In touch with reality: the digital future of the factory

New digital design processes and tools are revolutionising the manufacturing industry.

Manufacturing is changing. The advent of new ways to design things and build them is having an effect not only on the products that factories make but also on the factories themselves, and engineers are increasingly using tools such as virtual reality (VR) to put themselves in the middle of manufacturing processes to work out how humans and machines can work together to make new generations of products.

This is combining with the increasing use of technologies such as additive systems to bring new machinery and tools into the manufacturing sector to create a ‘factory of the future’ that will bear little resemblance even to the highly automated production plants of today.

At the forefront of this change is Lockheed Martin, which is employing a strategy it calls ‘Digital Tapestry’ to incorporate new digital design and manufacture technologies.

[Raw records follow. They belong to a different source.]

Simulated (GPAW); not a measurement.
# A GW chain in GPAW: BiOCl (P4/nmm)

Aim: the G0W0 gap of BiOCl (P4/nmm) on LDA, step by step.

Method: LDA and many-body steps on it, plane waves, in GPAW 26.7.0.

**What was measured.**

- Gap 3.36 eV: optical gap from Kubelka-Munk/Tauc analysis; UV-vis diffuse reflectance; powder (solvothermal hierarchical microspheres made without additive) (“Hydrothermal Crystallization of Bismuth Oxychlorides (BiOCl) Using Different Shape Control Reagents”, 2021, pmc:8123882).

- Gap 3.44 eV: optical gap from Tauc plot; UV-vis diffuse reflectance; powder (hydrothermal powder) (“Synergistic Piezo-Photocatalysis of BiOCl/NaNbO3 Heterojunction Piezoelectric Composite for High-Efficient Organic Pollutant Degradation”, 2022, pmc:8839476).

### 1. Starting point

Dennis Little, Lockheed Martin’s vice-president for production, explains how the company uses a system it refers to as ‘virtual pathfinding’ to streamline its manufacturing processes to cut the time it takes to build products — notably in its space systems business — and thereby cut costs. This is used as part of a framework called model-based engineering (MBE), which maintains digital data throughout the design and production process, from CAD files through to production. Virtual pathfinding is carried out at the Collaborative Human Immersive Laboratory (CHIL), in Colorado.